Federal crop insurance for hemp on the way

PORTLAND — Federal crop insurance for hemp is coming this year, though questions remain about what exactly will be covered under the new policies.

Ben Thiel, Northwest regional director for the USDA Risk Management Agency, said rates for crop insurance are calculated using hard data such as market prices and anticipated yield. That is more difficult with hemp, which was just legalized in the 2018 Farm Bill.

“Because hemp is so new … without that data, it’s hard to set rates,” Thiel said. “We have to be, to some extent, debt-neutral and accountable to taxpayers.”

Thiel spoke during the annual Hemp & CBD Connex Conference on Jan. 30 at the Portland Expo Center, where he gave growers a brief overview of crop insurance and shared limited details about the hemp plan, which has yet to be officially released.

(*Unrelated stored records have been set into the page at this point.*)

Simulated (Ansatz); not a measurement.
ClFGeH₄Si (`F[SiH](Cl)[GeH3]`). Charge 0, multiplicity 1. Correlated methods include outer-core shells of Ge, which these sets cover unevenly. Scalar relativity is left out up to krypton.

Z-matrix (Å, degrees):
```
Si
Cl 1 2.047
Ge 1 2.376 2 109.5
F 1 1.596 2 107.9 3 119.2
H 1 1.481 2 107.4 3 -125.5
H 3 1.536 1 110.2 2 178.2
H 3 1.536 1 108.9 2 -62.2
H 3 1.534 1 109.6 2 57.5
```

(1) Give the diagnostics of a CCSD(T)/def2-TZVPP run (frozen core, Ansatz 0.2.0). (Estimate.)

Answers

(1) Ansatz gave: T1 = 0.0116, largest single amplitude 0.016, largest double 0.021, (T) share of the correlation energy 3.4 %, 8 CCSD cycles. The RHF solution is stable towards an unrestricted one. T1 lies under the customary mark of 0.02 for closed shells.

The USDA announced in December it would provide insurance coverage for hemp growers in certain counties across 21 states — including Oregon and California, but not Washington and Idaho. To be eligible, producers must comply with all state and federal laws, have at least one year of history growing the crop and have a contract for sale in place.

Thiel said the policy, developed by the Texas-based consulting company AgriLogic, was “one of the fastest developments ever for an insurance product.” He expects it will be released soon by USDA officials, with a signup date of March 15.

The 2019 growing season proved exceptionally challenging for Oregon hemp producers. Early rains in the Willamette Valley forced growers to harvest early or risk losing whole fields to gray mold. In Central Oregon, a devastating hail storm damaged an estimated 400 to 500 acres of hemp last August.

“Crop insurance covers natural causes of loss,” Thiel said. “It’s not going to make you rich, but it is going to make a difference staying in business.”

With federal crop insurance, policies are developed and subsidized by the government though they are sold through private insurance companies.

George Harris, a crop insurance agent with Northwest Farm Credit Services, said the biggest tripping point for hemp growers will likely be ensuring the crop does not exceed the 0.3% tetrahydrocannabinol, or THC, threshold. If hemp tests “hot,” then it is considered marijuana, which is still illegal under federal law and must be destroyed under interim USDA regulations.

Crop insurance would not cover those losses, Harris said.

“If you go above that THC level, it is going to be uninsurable,” he said.

Since Oregon implemented its hemp pilot program under the 2014 Farm Bill, it has tested only for “delta-9” THC under the 0.3% limit. But federal rules call for testing “total THC,” including tetrahydrocannabinolic acid that can convert to psychoactive delta-9 form when heated.

Some growers have expressed concern that it will be impossible for them to produce hemp in compliance with the USDA’s interim rule. Oregon’s two U.S. senators, Ron Wyden and Jeff Merkley, have urged the agency to reconsider the THC requirement in its final rules.

Mary Lou Burton, who coordinated the two-day Hemp & CBD Connex Conference — previously named the Cannabis Collaborative Conference — said the event was intended to connect growers, processors and consumers while educating the public about hemp products.

“We turned to hemp and CBD because there’s so much chaos out there,” Burton said.

Burton said 2,100 people registered for the conference, which featured 110 vendors, 30 educational seminars and 60 speakers. The trade show also included a CBD marketplace, where businesses could sell products including oils, creams and edibles infused with the plant-derived compound.

“It’s our goal to just help as many people as we can,” Burton said. “This is not the field of dreams. This is not like planting a traditional crop.”